As part of the project making memories arthur+martha are working in a Hindu Temple in Oldham, devising new ways of working creatively with reminiscence boxes. Yesterday I took in some dolls I was given as a present many years ago. I knew they were Indian, but nothing else about their heritage. I was interested to find out what memories they sparked. The following notes share some of the groups reminiscence.
|Two Kathputli puppets|
The dolls are usually in pairs, they are Kathputtey (or Kathputli) a puppet like Punch and Judy from Udaipur in Rajasthan. The puppet show tells a story, a traditional tale. Their hands, feet and head are controlled with thread. Kathputali means statue made from wood. Its beautiful, at night you have an hour show, all professionally done.
(Vimra) We couldn’t afford dolls, so my mum made a hand made doll- everything was handmade, using all sorts of materials, including wood.
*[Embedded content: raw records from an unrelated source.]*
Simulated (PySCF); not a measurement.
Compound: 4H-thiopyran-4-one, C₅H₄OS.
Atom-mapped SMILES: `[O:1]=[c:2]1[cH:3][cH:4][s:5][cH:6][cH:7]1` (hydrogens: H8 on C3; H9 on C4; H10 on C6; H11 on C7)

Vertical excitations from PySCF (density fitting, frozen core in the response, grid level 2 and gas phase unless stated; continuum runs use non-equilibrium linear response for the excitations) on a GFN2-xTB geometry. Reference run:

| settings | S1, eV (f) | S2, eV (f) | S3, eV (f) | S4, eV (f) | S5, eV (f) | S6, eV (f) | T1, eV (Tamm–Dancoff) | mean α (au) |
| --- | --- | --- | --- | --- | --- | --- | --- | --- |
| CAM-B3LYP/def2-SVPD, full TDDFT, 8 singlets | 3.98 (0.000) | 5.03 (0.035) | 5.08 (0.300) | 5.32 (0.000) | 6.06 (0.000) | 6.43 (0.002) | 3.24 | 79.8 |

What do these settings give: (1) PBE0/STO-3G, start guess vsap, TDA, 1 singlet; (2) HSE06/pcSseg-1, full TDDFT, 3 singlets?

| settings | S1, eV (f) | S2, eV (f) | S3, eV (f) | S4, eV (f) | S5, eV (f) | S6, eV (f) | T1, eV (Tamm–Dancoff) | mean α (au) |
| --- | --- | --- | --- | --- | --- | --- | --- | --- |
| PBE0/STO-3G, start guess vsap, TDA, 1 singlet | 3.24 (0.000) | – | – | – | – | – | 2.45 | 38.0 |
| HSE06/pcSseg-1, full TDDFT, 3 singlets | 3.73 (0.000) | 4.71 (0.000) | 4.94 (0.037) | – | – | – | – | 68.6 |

I remember my favorite was a metal stove made for us, you could cook on it, it looked like a miniature barbeque, no more than 4inc’s with drawers you could pull out in the side. My parents would put coal in it for us, and we’d make tiny pures. We had skipping ropes and marbles and stones to juggle and flip on the palm.
I grew up in Kenya, Mombassa. We had rag dolls stuffed with old cloths… saris and socks. It was a pink doll with an egg shaped face. The eyes, nose and mouth were painted and sewn with different coloured thread. No clothes just its pink body.
(The female doll has a bindi painted onto her forehead) The bindi, is the symbol of a married woman, sometimes worn with some colour in the hairline. Now its become like fashion, now the colour matches the clothes, the sandals, bangles... traditionally it’s red, an auspicious colour, the main colour for weddings. In different parts of India, different colours, green in some parts of India, and in Maharashtra the widows have a black bindi, in South India widows have sandalwood bindis, in some parts of India a widow can’t wear a bindi at all. In the villages widows still wear black or white clothes and she’s not allowed colourful bangles, only gold.
My aunt was made a widow in her 20s, she wore white all her life, we felt awful for her. When my husband passed away, she told us not to wear white.
Gold is the tradition, for a ‘rainy day’ as well, it’s a type of savings. You sell in emergency. We need so much gold when you get married, a daughter is given a lot of gold, a dowry. When the father passes away, she doesn’t get a share, she has had the gold already.
Gold had to be passed down. The mother-in-law shares gold between all the girls, daughters, daughter-in-laws.